Karma Choden and her sister had to drop out of school after fourth grade to help with chores at home and take care of the land they would one day inherit, while their three brothers stayed in school.
Karma grew up shy, got married at the age of 26, and soon had children of her own. 76% of women surveyed in her village thought that they should be housewives, and not get involved with community development.
In 2012, READ Bhutan received an award from Beyond Access to conduct women’s empowerment programs at the Ura READ Center. For the past year, READ has been conducting programs in Ura, where Karma and her family live, to empower women and give them a voice in their communities. The women learned public speaking and leadership skills, and formed women’s groups to discuss important issues. Because Bhutanese women aren’t well represented in politics, the Ura READ Center also held meetings to listen to radio programs on democracy.
The “Women Represent” program has significantly changed the way Karma’s community views women.
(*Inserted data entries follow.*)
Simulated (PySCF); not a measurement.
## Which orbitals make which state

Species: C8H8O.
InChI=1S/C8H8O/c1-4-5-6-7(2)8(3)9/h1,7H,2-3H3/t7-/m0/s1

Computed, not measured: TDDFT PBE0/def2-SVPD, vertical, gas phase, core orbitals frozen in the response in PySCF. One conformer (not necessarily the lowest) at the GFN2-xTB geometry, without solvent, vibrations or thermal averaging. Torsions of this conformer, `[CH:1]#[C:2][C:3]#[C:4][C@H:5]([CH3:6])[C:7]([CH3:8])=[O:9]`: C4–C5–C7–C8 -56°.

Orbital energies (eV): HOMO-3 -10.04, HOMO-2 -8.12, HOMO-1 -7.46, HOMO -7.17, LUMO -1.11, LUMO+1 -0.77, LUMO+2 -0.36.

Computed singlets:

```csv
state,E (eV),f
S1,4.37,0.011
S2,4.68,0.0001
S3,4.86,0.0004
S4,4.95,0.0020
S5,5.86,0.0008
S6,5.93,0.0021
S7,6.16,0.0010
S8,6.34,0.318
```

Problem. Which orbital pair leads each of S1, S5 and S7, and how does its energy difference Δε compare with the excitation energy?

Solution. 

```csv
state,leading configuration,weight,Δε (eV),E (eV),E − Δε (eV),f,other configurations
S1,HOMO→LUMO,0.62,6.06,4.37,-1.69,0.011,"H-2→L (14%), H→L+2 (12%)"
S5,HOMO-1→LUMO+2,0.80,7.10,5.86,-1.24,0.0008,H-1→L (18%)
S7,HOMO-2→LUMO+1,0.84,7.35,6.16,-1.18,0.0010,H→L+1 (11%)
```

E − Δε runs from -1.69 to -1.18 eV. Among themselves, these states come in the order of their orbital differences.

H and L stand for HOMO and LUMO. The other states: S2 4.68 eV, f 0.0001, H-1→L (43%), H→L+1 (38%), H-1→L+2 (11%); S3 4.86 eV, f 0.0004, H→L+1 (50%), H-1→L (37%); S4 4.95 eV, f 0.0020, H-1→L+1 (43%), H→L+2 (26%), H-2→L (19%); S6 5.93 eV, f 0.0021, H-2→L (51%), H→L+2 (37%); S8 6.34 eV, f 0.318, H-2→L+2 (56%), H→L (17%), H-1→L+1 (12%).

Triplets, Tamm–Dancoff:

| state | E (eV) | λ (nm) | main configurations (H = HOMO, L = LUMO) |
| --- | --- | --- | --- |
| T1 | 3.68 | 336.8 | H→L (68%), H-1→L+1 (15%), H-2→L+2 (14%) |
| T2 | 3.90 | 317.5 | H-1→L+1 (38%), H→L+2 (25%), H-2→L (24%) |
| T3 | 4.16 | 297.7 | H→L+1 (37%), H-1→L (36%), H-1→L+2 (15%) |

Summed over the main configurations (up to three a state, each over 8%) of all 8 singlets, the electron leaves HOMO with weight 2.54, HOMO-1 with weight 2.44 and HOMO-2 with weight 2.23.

After the program, the number of women who thought they should be confined to household chores dropped from 76% to 20%. What's more, before the program, less than half of community members thought girls and boys should have the same access to educational opportunities. Today, two-thirds think they should.
Because Karma never finished her education, she hadn't been participating in community meetings and was not able to understand the decisions made there. But then she took part in the Women Represent trainings, joined discussions about women’s empowerment, and gained the self-esteem necessary to assert herself at community meetings.
Karma is now the Chairperson for the Ura READ Center Management Committee—the first woman to hold a leadership position within a READ Center in Bhutan.